Equitable and reliable funding for Indigenous CFS laws and service administration remains a huge concern. Dr. Cindy Blackstock is executive director of the First Nations Child and Family Caring Society and a Gitxsan professor in social work and advocate. She is still in court with the federal government regarding discriminatory funding of CFS on-reserve and Jordan’s Principle, after 17 years, most recently regarding their judicial review of the Canadian Human Rights Tribunal orders.52 Dr. Blackstock is deeply concerned that there are no firm commitments or transparent mechanisms for funding the implementation of Indigenous CFS laws.53 The fear and risk is that, without redistributing equitable and adequate resources for CFS as an essential service, this becomes just another route toward devolving responsibilities. This lets the optics of the inevitable failures do the work they always do to reinforce racist stereotypes about Indigenous governments and maintain the status quo as the best of several bad options.54

3. Implementation and Application of Bill C92 in Legislation and Courts

The Supreme Court stated that the Act’s affirmation of the right to self-government relating to CFS can be viewed as having a practical effect in its educational function. This “may in part be viewed as a step toward changing or adjusting the culture underlying the actions of the federal and provincial governments.” The federal government cannot direct or command provincial governments beyond its powers. Still, the Court stated that this “pedagogical function may nevertheless, in time, help to inculcate new attitudes or approaches that will further promote a culture of respect for and reconciliation with Indigenous peoples in Canada.”55
A.
Legislative Implementation:
Thus far, there is mixed uptake across Canadian provincial and territorial governments as well as mixed decisions relating to the application of the Act in lower courts. At the time of writing, some provinces and territories have amended their provincial CFS legislation to align more closely with Bill C92’s national minimum standards.56 Notably, two provinces, British Columbia and Manitoba, have amended their legislation to explicitly recognize Indigenous jurisdiction and laws, and set out processes for relationships between provincial and Indigenous laws.57
Some IGBs are using Bill C92’s jurisdiction provisions to exercise their inherent jurisdiction over CFS. As of 24 January 2025, the Government of Canada reports that 11 coordination agreements have been signed and 13 Indigenous CFS laws have come into force.58 This is a relatively small percentage in comparison to all the First Nations, Inuit and Métis governments in Canada.59 There are also 69 notices of intent to exercise jurisdiction via the framework of the Act.60 Anecdotally, many more Indigenous Nations are in the process of considering how to exercise their jurisdiction over CFS in relation to the Act. The Indigenous CFS laws currently in force, which must be publicly available to have the force of federal law, demonstrate the diversity of Indigenous Nations, the enduring principles relating to the centrality of Indigenous children’s wellbeing, and the pragmatic and innovative ways Nations protect children and families. The preambles and guiding principles are powerful and beautiful in many of them. Indigenous language is used to express key principles and fundamental rights of children. For example, Louis Bull Tribe, a Cree First Nation in Alberta, includes in their preamble the simple but profound statement: “Awasisahk [children] are gifts from our Creator.”61 Cowichan Tribes, a Coast Salish Nation on Vancouver Island in the province of British Columbia, has a Guiding Principles section that states the following:
This Law must be interpreted and administered in accordance with our Snuw’uy’ulh, reflected in the following Guiding Principles, in order to secure the physical, emotional and psychological safety, security and well-being of a Smun’eem [children].

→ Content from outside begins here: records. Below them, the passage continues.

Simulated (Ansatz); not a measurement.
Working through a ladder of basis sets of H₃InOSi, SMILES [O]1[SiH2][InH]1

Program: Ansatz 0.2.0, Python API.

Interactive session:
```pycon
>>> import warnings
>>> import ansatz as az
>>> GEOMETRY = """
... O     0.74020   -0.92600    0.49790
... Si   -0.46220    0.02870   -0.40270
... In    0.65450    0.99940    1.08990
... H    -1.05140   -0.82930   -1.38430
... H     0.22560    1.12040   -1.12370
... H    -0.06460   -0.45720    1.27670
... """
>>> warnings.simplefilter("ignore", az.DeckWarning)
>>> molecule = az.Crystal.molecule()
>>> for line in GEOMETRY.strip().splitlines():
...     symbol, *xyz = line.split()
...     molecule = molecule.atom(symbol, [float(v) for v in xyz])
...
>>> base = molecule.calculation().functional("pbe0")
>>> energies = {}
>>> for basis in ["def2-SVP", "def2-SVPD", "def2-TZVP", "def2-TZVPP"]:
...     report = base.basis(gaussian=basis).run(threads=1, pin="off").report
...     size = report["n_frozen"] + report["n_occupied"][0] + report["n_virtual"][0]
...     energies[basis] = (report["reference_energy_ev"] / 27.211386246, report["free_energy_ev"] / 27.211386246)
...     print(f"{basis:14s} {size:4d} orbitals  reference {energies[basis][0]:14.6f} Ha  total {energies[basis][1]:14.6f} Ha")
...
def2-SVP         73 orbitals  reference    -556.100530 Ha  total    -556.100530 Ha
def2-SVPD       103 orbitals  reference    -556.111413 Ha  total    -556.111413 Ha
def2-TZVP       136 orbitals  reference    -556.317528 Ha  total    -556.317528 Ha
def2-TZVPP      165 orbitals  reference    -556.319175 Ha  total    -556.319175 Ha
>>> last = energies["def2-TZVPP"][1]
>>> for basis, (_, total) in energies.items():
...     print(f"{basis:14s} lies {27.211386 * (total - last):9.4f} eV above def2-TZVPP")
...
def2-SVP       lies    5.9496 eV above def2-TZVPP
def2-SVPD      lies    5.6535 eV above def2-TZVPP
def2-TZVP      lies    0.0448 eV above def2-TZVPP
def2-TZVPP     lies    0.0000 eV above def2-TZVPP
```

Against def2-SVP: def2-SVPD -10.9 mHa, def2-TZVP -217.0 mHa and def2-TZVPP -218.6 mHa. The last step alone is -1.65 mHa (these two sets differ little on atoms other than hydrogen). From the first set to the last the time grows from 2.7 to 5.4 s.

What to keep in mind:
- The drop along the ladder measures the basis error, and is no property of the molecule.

The principles of Snuw’uy’ulh are included and defined, including Shtun’ni’iw’s [where you originate from; ‘uqwitul [ensuring our familial relationships are strong and respectful]; Mukw’ tu shhw’a’luqw’a’ ‘o’ tth’ele’s tu shhwuli [Family is the heart of life] and Tl’i’ tul tst [love], along with others.63 There are no provincial statutes that include love as a guiding principle, or start by declaring children are a gift.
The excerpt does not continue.